Underwhelming

An article in this morning’s Post, reporting comments from Paul Conway, chief economist of the Reserve Bank, prompted me to go and listen to the Governor’s MPS press conference. I’d largely given up watching them.

This was the most interesting bit of the article

although it was followed with more comments trying to reframe what the Bank had published in the MPS only a couple of days ago.

The Bank has been publishing a so-called endogenous track for short-term interest rates, as a central indication of what it believes to be required to deliver inflation at or near target 1 to 2 years ahead, for more than 25 years now. If the current crop of MPC members doesn’t yet understand how their numbers will be interpreted, that is more of a reflection on the MPC, and their chief economics adviser, than on the tool. (I’m not a big fan of publishing medium-term interest rate projections – never have been – but it is hardly a new or unfamiliar tool).

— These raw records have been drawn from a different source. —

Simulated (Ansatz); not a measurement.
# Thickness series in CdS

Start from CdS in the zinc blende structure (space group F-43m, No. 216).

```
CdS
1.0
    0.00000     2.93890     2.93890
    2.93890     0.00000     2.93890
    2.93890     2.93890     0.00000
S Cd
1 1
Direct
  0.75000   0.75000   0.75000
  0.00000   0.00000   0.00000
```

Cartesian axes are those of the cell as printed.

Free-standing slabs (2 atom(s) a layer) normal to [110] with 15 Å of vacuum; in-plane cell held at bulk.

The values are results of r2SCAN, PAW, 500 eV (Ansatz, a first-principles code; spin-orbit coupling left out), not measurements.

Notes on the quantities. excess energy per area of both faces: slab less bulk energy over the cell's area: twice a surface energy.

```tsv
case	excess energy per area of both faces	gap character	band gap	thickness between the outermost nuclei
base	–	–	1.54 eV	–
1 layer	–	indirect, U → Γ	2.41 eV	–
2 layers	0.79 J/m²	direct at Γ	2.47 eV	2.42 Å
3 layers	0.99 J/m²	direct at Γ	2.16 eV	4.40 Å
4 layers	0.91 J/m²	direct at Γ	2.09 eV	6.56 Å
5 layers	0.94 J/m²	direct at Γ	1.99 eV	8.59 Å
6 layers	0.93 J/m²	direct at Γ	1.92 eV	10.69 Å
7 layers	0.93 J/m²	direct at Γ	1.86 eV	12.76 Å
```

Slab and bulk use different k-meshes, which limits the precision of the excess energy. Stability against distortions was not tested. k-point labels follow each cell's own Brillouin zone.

So when you published an OCR track that is revised up and out

you know the likely reaction, likely questions etc. And when you complement that numerical track by explicitly stating that the MPC actively considered raising the OCR at this very meeting, you shouldn’t be surprised you are going to be challenged. On a central track, where the OCR is averaging 5.65 per cent in the December quarter, that is consistent with a high probability of an OCR increase later this year.

If the Bank didn’t want people to take that interpretation (and both Conway’s comments in this article, and his and Orr’s comments at the press conference suggest they didn’t), they should have published different numbers. The comments from Conway in the Post article suggest that somehow the OCR projection track was outside their control – product of “its modelling tool” – when it has always been clear that the projections are the MPC’s, not some staff model (which itself has considerable human interventions pretty routinely). Perhaps it is different now, but in the many many years when I sat on the equivalent of the MPC, we used to spending huge amounts of time (arguably at times inordinate) on those last tweaks to the interest rate track, bearing in mind how any numbers would be read by outsiders. There was never a time when any published forecasts – and particularly for the interest rate track – were just some sort of machine-generated product.

Listening to the press conference for the first time in a while just confirmed a sense of how inadequate the MPC, and its chair, are for the job they’ve been charged with. They didn’t have a straight story to tell, and they were trying to back away from the clear implication of numbers they’d chosen to publish. To which one could add yet another appearance saying nothing of substance from the deputy chief executive responsible for macroeconomics and monetary policy at the Bank, or a Governor who chose to opine on productivity growth or the lack of it, suggesting that things were different (better) in Australia, even though recent productivity growth there has been just as weak as in New Zealand. Why are these people – having delivered us the inflationary mess in the first place – still in office? New Zealanders deserve better from officials – supposedly expert ones – delegated so much power. Apart from anything else they deserve real expertise and real accountability.

But then there was also a sense of how weak the media scrutiny was. Was it really the case that no journalist had wondered quite how economic growth was supposed to rebound, on these projections, with real interest rates already restrictive and set to rise further, fiscal policy restrictive, no help from the world economy, and with an expected further downturn in the net immigration impulse? In any case, none asked. None asked why if the OCR had helped lower the output gap by almost 5 percentage points so far, a continuing high OCR, rising further in real terms (as inflation and expectations fall but the OCR doesn’t), was only going to lower the output gap by a little more than 1 percentage point.

And remarkably no journalist asked, and no central banker mentioned, the very real lags in monetary policy. If the real OCR keeps rising to at least the middle of next year, won’t that be acting as a material drag on economic activity and inflation for a couple of years after that? And yet, on the Bank’s projections – the ones the Governor was presenting and journalists were supposedly questioning – quarterly inflation is back at target midpoint by the middle of next year, and – on the Bank’s telling – goes no lower from there.

The puzzles are real.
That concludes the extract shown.